Supreme Court is usurping the duties of Congress

Twice this week the allegedly conservative U.S. Supreme Court chose to legislate rather than litigate.

First, in the case of Bostock v. Clayton County the court found that the Civil Rights Act of 1964 barring workplace job discrimination on the basis of sex also covers homosexuals and transgendered, not just males and females, even though in 1964 no one knew what transgender was.

Now, in the Department of Homeland Security v. Regents of the University of California the court has decided Trump must state valid reasoning for withdrawing Obama’s executive orders that created DACA and DAPA — Deferred Action for Childhood Arrivals and Deferred Action for Parents of Americans and Lawful Permanent Residents. Both orders basically rewrote immigration law by allowing certain illegal immigrants to be immune from deportation as the law allowed.

In the first case Congress has had ample time to pass the so-called Equality Act that would do just what the court ruled, but it has not. Neither has Congress acted on proposals that would actually do what DACA and DAPA have done.

In the first case Justice Brett Kavanaugh succinctly wrote in dissent:

In the face of the unsuccessful legislative efforts (so far)to prohibit sexual orientation discrimination, judges may not rewrite the law simply because of their own policy views. Judges may not update the law merely because they think that Congress does not have the votes or the fortitude. Judges may not predictively amend the law just because they believe that Congress is likely to do it soon anyway.

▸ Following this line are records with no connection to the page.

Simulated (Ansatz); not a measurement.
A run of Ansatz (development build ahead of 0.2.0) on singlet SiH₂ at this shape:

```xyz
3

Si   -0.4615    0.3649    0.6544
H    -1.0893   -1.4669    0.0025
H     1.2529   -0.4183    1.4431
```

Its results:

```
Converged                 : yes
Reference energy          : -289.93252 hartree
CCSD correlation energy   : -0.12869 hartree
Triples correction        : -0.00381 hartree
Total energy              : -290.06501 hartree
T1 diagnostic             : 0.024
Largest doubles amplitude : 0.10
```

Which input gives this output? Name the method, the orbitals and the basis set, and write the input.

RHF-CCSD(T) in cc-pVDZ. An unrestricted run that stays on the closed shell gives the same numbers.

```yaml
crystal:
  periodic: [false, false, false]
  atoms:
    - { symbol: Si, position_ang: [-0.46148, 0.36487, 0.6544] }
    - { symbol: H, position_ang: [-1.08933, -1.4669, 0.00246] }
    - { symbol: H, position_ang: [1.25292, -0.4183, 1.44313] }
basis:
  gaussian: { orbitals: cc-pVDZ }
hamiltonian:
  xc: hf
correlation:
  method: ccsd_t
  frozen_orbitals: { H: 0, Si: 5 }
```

On the immigration ruling Justice Clarence Thomas wrote in dissent:

Between 2001 and 2011, Congress considered over two dozen bills that would have granted lawful status to millions of aliens who were illegally brought to this country as children. Each of those legislative efforts failed. In the wake of this impasse, the Department of Homeland Security (DHS) under President Barack Obama took matters into its own hands. Without any purported delegation of authority from Congress and without undertaking a rule-making, DHS unilaterally created a program known as Deferred Action for Childhood Arrivals (DACA). The three-page DACA memorandum made it possible for approximately 1.7 million illegal aliens to qualify for temporary lawful presence and certain federal and state benefits. When President Donald Trump took office in 2017, his Acting Secretary of Homeland Security, acting through yet another memorandum, rescinded the DACA memorandum. To state it plainly, the Trump administration rescinded DACA the same way that the Obama administration created it: unilaterally, and through a mere memorandum.

Today the majority makes the mystifying determination that this rescission of DACA was unlawful. In reaching that conclusion, the majority acts as though it is engaging in the routine application of standard principles of administrative law. On the contrary, this is anything but a standard administrative law case.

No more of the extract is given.